Changing the Cost of Doing Business by Abhi Nemani
Posted on October 26, 2022
Why I’m excited about Camino’s potential to help cities innovate economic development
I’m asked often what brought me into government work. My coy answer is really good episodes of the West Wing. The truth is that in college I was recruited to help work at a research center focused on State and Local government: the Rose Institute at Claremont McKenna. That inspired me — and challenged me. Their “gauntlet” for new hires was to research the economic development policies in California cities — ie the “Cost of Doing Business Survey”. At that point — at all of 16 years old — I could not define an ad valorem tax rate let alone provide substantive judgment on what that rate should be or even why it mattered.

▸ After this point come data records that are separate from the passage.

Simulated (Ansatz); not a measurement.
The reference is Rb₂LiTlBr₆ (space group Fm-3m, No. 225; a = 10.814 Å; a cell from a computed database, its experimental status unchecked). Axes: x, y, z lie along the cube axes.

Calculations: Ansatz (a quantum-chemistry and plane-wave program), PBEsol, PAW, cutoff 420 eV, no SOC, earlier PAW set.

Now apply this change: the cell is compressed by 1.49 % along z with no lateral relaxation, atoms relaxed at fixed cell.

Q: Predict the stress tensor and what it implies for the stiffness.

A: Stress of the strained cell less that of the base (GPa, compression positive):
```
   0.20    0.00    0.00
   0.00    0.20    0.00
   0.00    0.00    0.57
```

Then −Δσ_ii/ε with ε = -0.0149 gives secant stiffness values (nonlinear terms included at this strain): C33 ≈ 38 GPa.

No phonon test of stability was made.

After 15+ years in public service, that has changed.
The Cost of Doing Business
The “cost of doing business” is very much a real and important question. I began to see this with our work at Code for America on supporting businesses — particularly around getting business licenses. Year after year, cities would apply with a focus on economic development, eager for new technologies and approaches. The data I saw in Los Angeles as Chief Data Officer only made this issue clearer. Recent business licenses were one of the most requested data sets — online and off — which include the mayor. Unfortunately, that data was not updated often enough for a real-time picture of economic growth in LA. And my time as the Chief Innovation Officer building Sacramento’s Office of Innovation and Entrepreneurship confirmed what I had been realizing more and more to be true: we make growth hard (not deliberately) because permits and licenses take time.
But they do not need to. Working with the government can delight. And be efficient. Speeding up the permitting process does not just help the entrepreneurs and individuals seeking permits; these innovations grow the economic base for the city overall. This is a win-win.
So why does this process take so much time and cause so much grief?
My experience in governments suggests many reasons: policies and processes. Development policies and codes layer upon each over time, creating a web of regulation that can be entirely out of step with the city’s economic development goals. (For instance, I recall when licensing with some West Coast cities to consult, I have to show proof of auto insurance — even though I live in St. Louis, MO, and never plan to come on-site!
Here’s the rub: My experience in government also suggests that good technology can move the needle on modernizing those policies and processes. When technology focuses on the user, the software takes on the responsibility to navigate the complexity, So residents do not have to. The tech does the work. (And the technologists). In so doing, the application of government technology (properly done) should reveal the underlying (often broken) policies that need to change. Technological and policy modernization can and should go hand-in-hand for cities looking to compete in the 21st century.
Camino’s Role in Moving the Needle on Technological and Policy Modernization
That is why I’m proud to become an advisor at Camino, a modern, world-class permitting and licensing solution provider. Camino has helped cities such as Santa Cruz, CA, build a cannabis licensing application and Syracuse, NY, save hundreds of days in permitting processing — as well as working with hundreds of cities to provide a simpler, more human interface compared to the complicated PDFs or legacy software.
Mike and Nate (Camino’s founders) have been old friends since the start of my career in GovTech, over a decade ago. Their track record in GovTech entrepreneurship (e.g., OpenGov) is historic and speaks to their understanding of what the market needs. So it is not surprising that Camino’s technologies embody the ethos of what I think should be the standard in government software: cloud-native, SaaS, secure, continuously improving, and modular. This approach makes Camino flexible enough for large cities, but affordable enough for smaller ones. Plus, the Camino interface for businesses and residents is one that a city can be proud of, not hide away.
But more than that, I am excited about Camino because of what’s possible next. My time in Economic Development in Sacramento was eye-opening: the opportunities for cities to support and celebrate local businesses only continue to grow. When I work with accelerators, my most popular lecture is on how every startup, not just GovTech, should work with their local economic development office. Indeed, the takeaway is that working with the city is not only a burden but an opportunity. As one former Economic Development Director and CIO recently told me, “When businesses come to us, we are not asking, ‘What will be their licensing fee revenue?’ As a city government, we ask, ‘How can we help?’”
That’s the question that excites me about this new collaboration, and I am looking forward to answering them with the Camino team, city leaders, and the broader GovTech community.